Along with signing a major asset forfeiture reform bill last week, California Gov. Jerry Brown signed a bill into law making it a felony for prosecutors to intentionally withhold evidence.
Under the new law, prosecutors who alter or intentionally withhold evidence from defense counsels can face up to three years in prison. Previously, prosecutorial misconduct in California was only a misdemeanor. Courts were statutorily required to report misconduct to the state bar association, but advocates of the bill say the laws were rarely enforced.
“When a prosecutor intentionally withholds exculpatory evidence, an unknowing and innocent defendant can be convicted, sentenced, and incarcerated for a long time,” California Attorneys for Criminal Justice, a group of criminal defense lawyers that supported the bill, told The Los Angeles Times. “These bad-acting prosecutors rarely, if ever, face any actually consequences for their actions.”
A 2010 study by the Veritas Initiative from the Santa Clara School of Law reviewing 10 years of prosecutorial misconduct in California found that “courts fail to report prosecutorial misconduct (despite having a statutory obligation to do so), prosecutors deny that it occurred, and the California State Bar almost never disciplines it.”
State prosecutor groups, naturally, opposed the bill.

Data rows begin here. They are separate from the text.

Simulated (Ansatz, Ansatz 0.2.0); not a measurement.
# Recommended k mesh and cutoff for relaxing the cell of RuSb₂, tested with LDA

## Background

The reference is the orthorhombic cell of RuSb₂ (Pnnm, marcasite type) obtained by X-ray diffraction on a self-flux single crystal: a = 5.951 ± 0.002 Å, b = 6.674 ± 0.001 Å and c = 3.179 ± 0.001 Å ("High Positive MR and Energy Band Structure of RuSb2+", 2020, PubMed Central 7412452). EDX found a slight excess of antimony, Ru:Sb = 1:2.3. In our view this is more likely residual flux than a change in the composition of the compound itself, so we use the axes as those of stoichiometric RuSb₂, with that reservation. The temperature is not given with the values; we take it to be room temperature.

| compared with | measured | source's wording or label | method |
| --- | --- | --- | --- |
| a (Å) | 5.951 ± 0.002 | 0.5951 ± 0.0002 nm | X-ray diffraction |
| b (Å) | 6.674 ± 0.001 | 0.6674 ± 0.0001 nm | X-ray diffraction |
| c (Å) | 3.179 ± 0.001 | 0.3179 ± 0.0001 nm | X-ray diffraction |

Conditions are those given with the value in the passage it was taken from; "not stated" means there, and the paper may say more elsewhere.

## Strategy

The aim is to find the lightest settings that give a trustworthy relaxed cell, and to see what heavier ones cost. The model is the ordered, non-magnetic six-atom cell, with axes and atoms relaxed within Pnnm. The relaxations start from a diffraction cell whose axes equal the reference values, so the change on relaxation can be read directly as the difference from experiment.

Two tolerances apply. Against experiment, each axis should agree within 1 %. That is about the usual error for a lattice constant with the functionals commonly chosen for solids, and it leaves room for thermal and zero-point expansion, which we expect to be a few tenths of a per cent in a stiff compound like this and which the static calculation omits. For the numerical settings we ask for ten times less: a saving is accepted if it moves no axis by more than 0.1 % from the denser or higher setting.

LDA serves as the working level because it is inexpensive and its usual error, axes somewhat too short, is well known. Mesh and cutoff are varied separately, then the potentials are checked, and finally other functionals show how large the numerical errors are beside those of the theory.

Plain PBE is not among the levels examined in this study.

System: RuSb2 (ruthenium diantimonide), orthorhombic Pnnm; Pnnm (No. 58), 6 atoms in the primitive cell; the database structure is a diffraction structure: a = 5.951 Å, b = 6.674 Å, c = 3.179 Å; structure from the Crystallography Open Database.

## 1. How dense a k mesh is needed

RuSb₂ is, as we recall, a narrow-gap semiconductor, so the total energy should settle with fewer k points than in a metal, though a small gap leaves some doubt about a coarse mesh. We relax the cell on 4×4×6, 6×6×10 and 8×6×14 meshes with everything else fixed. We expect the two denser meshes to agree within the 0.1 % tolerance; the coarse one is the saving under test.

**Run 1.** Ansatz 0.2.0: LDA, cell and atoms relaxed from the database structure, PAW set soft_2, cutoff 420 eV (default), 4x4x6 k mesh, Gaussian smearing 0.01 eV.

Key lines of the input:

The California District Attorneys Association called it “an outrageous attempt to criminalize prosecutors for conduct that falls well short of criminal.” But as The Los Angeles Times reported, the bill also had some other notable support:
Among the bill’s advocates was Obie Anthony, 42, who served 17 years behind bars after being convicted in 1995 of a murder outside a South Los Angeles brothel. He was exonerated in 2011 after it was revealed that a key prosecution witness, a pimp, had received leniency in exchange for his testimony—a deal prosecutors had not disclosed.
“I’m glad the governor decided to put his foot down,” said Anthony who told his story to California lawmakers as they weighed whether to support the bill.
“I went to talk to them about how those bad-acting prosecutors took 17 years of my life,” said Anthony, who now lives in Missouri and runs a nonprofit organization, Exonerated Nation, for the wrongfully convicted.
As I reported back in August as the bill was winding its way through the state senate, the legislation was introduced amid a wave of embarrassing scandals that led in one instance to the entire Orange County District Attorney’s Office being removed from a high-profile murder case:
A judge eventually removed the entire OCDA from the Dekraai case—the worst mass shooting in county history—finding that two sheriff’s deputies had either lied or intentionally withheld evidence. The disclosures have also led to sentences being overturned or vacated, or charges being dropped, in nearly a dozen other cases so far, including at least six murders and attempted murders.
Last month, the California Fourth Circuit Court of Appeals found ‘substantial evidence’ that the OCDA retaliated against the judge in the Dekraai case when it had him repeatedly removed from other cases—a tactic known as “papering” a judge.
That same judge presided over a hearing Monday to decide whether the OCDA should be removed another murder trial for allegedly using a doctored California Highway Patrol report to bolster its case.
(Also on Monday, a Santa Ana-based defense attorney filed a $10 million lawsuit against Orange County, claiming he was assaulted by an OCDA investigator in a courthouse last March after he successfully argued for a retrial for his client due to prosecutorial misconduct.)
Interestingly, the Orange County District Attorney supported the bill, although he said it should apply equally to defense attorneys as well.